I don't know, but we can look at examples around the world and get some ideas, because certain countries censor things in different ways and yet excepting extreme examples like Saudi Arabia most modern countries are culturally fairly similar. Or at least, the big cultural mores are still fairly similar.
Take for example, Japan. I don't know the exact censorship laws, but there doesn't seem to be the same restrictions on nudity that there is in the US. It's not uncommon for me to be browsing at a bookstore and just randomly discover I've blundered into the soft-core porn comic section. Video stores usually section off explicit pornography but I wonder if that's due to a "gentleman's agreement" between video sellers and the public, and not an actual law. The only law I really know about is the one that requires pixellation of genitals (even in mainstram pornography), and that was one imposed on Japan by the US. Violence is also not as strictly censored as in the US, though drug use is far more heavily censored.
I don't believe these differences between US and Japanese censorship really have much of an effect on our cultures. Japanese children can easily get access to nudie magazines (and yes, Japan still has these. Despite the Internet.) It really does seem like Japanese children self-censor, they don't take interest in material that isn't meant for them because it's not exciting, as it's no longer taboo.

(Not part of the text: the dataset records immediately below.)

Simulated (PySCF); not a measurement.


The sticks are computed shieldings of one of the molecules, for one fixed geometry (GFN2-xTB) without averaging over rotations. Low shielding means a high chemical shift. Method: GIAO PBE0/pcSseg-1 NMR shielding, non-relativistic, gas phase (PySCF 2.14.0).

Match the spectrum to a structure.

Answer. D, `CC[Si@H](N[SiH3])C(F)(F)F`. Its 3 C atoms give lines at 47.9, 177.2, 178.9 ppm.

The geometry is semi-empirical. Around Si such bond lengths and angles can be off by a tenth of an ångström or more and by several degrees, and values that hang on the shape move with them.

The profanity is a different issue because the language we're immersed in can influence the language we use, but unfortunately swearing in Japanese is such a completely different animal (in a grossly over-simplified nutshell, they don't have that many curse words. Instead they just say regular, ordinary words more sloppily and use ruder pronouns when they curse) that I'm not sure it's worth comparing the effect of Japanese cursing on their culture. I'm not strictly speaking opposed to children cursing, but I do support any measure that fights the American tendency to just pepper everything we say with "shit", "ass", and "fuck" rather than curse creatively.